In the crowded 2020 Democratic field, candidates are pushing to make their policies heard in town hall appearances and TV spots. They’re discussing healthcare, student loans, voting rights, and more, presenting their policies to a base desperate for a strong candidate that represents their interests.
But while they might be all policy in public appearances, online advertising is focusing on polarizing social issues, according to a new report from Axios.
According to Axios, Tech for Campaigns, a progressive group that helps candidates with digital strategy, showed that divisive social issues like abortion, gun control, climate change, and immigration are being pushed on Facebook and Google. While these issues are certainly political issues. The U.S. has laws governing abortion, for example they’re notoriously some of the most polarizing social issues in our current climate. And that gets clicks.

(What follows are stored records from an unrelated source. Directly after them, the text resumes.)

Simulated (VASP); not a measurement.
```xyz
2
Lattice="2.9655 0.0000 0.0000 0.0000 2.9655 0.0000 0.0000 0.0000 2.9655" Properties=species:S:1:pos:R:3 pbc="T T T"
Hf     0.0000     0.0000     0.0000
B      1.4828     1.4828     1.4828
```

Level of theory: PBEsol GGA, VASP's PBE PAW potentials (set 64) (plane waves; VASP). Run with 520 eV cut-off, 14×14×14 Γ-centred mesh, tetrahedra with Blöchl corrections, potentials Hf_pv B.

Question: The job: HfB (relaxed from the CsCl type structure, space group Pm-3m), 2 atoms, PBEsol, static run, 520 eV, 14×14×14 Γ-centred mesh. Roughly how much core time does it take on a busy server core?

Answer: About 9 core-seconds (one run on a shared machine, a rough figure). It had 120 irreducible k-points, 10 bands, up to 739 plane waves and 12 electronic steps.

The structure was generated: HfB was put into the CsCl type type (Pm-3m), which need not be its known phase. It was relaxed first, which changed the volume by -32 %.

“On social media, you’re in an attention war, and you need content that makes people stop scrolling that’s what these emotionally-charged issues do,” Greg Dale, Tech for Campaigns’ director of campaign relations, told Axios.
The advertisements play into the algorithms of social networks, which push tend to emotional, divisive content.
According to Axios, the ads mostly appear on Facebook and Google. Facebook’s political advertisements are available on the Facebook ad library, which shows political advertisements from May 2018 to the present.
An ad by Kamala Harris for the People takes on the gun control debate. The ad itself, according to Facebook’s data, made fewer than 1,000 impressions, and the campaign spent less than $100 on it.
Sen. Kirsten Gillibrand’s (N.Y.) exploratory committee purchased several ads related to protecting abortion rights just before she declared her candidacy.
Beto for America posted multiple ads about immigration after he declared his candidacy in March.
But according to Axios, outside groups are also running these ads, and they’re often on the statewide level, particularly when it comes to abortion, which has come under attack in states like Georgia, and on a national level.